On February 13, 1977, President Nyerere made significant changes to the Cabinet, promoting Defense Minister Edward Sokoine to Prime Minister, replacing Rashidi Kawawa.

In these changes, eight new ministers were appointed, and seven were removed from the Cabinet. Seven ministers changed their positions, but Shekilango remained in his original position.

When the Kagera War broke out in 1978, the Tanzania People’s Defense Forces (JWTZ) ended the rule of dictator Idi Amin and appointed Prof Yusufu Lule as the country’s interim President.

However, Prof Lule’s presidency lasted only 68 days, from April 13 to June 20, 1979. His major mistake was not obeying the National Consultative Council (NCC).
He appointed ministers and deputy ministers without consulting the council, making Lule the shortest-serving president in Uganda’s history. After Lule was removed from office overnight, Uganda was once again left without a president.

Three names were proposed—Paulo Muwanga, Edward Rugumayo, and Godfrey Binaisa. Eventually, Binaisa was entrusted with power. While Binaisa was celebrating his election as President of Uganda, hiding in Nile Mansions Hotel, Radio Uganda announced on Wednesday afternoon, June 20, 1979, that the country’s citizens had begun gathering in the streets to protest against his presidency.

By evening, the streets of Kampala were filled with people singing, “We want Lule. We want Lule.” Throughout the night, more people poured into the streets, and the noise became so loud that Binaisa couldn’t sleep. Tanzanian troops entered Kampala to try to restore order, but some were pelted with stones. Meanwhile, Prof Lule was detained at Entebbe State House, where he was only receiving reports of the demonstrations. This made him continue to claim that he was the legitimate President of Uganda.

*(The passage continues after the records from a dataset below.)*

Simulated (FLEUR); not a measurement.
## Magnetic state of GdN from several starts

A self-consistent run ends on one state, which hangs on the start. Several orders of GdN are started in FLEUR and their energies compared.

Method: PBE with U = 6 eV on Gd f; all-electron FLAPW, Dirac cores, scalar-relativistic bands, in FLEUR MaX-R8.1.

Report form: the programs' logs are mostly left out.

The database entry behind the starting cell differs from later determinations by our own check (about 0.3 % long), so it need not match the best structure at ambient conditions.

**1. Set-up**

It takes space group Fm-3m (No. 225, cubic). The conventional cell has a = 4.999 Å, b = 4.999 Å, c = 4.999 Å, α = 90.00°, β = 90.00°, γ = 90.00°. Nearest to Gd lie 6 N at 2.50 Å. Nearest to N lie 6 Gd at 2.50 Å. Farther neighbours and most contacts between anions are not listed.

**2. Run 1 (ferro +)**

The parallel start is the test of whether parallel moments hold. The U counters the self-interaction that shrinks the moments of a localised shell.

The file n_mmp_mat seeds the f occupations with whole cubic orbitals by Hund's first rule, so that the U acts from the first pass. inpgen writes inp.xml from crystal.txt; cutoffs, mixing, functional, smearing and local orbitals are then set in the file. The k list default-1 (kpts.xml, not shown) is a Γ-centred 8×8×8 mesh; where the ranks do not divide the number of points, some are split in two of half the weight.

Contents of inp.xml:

Many workers and traders in Kampala went on strike. But Defense Minister Yoweri Museveni went to the Radio Uganda studios and banned the demonstrations. Protesters left the streets, but business came to a standstill. Binaisa and Tanzanian President Julius Nyerere had to consider how to deal with Lule’s problem. Since Lule still claimed to be the President of Uganda, and with Uganda having another president, he should not remain in Uganda. President Nyerere summoned him to Dar es Salaam.

Lule travelled to Dar es Salaam accompanied by one of the NCC leaders, Dani Wadada Nabudere. According to Yoga Adhola’s book UPC and National-Democratic Liberation in Uganda, Lule was received at Dar es Salaam airport by Tanzania’s Defense Minister, Rashid Kawawa, and the Presidential Secretary, Joseph Butiku, and taken to the State House.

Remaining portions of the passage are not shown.